A knife edge pass by a Boeing F-15E Strike Eagle. Sometimes, life is simple. (Image © Elmer van Hest)

Strike Eagles, Typhoons, Hornets and Navy team up

A knife edge pass by a Boeing F-15E Strike Eagle. Sometimes, life is simple. (Image © Elmer van Hest)
A knife edge pass by a Boeing F-15E Strike Eagle. Sometimes, life is simple. (Image © Elmer van Hest)

The Royal Navy warship HMS Dragon, Royal Air Force Typhoons, US Marine Corps F/A-18 Hornet and US Air Force F-15E Strike Eagles have put their skills and technology to the test during a recent joint exercise.

The goal was to detect, classify and monitor contacts on the sea’s surface in the challenging conditions of the Gulf. The Type 45 destroyer provides a complementary service to the highly manoeuvrable and effective Typhoon fast jet combat aircraft.

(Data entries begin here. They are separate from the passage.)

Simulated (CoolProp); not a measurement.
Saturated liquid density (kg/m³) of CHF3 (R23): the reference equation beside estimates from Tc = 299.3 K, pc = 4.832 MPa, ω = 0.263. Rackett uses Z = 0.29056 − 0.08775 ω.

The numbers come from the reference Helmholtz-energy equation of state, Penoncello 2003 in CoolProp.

One of Dragon’s fighter controllers, Lieutenant Francis Heritage, said: “We received the help of a United States Air Force Joint Surveillance Target Attack Radar System, or JSTARS, aircraft to cue our fighters onto their targets. The JSTARS surface radar is incredibly powerful. When combined with our own organic sensors and those of the jets under our control, we can provide force protection over a massive area.”

The American surveillance jet fed information directly into Dragon’s operations room, allowing the destroyer to cue fighter jets onto their objectives. HMS Dragon is in the second half of her inaugural deployment, which is a mix of carrying out maritime security operations with the UK’s Gulf partners and contributing to the wider air defence of the region, such as when she joined forces with the USS Nimitz Carrier Strike Group a few weeks ago.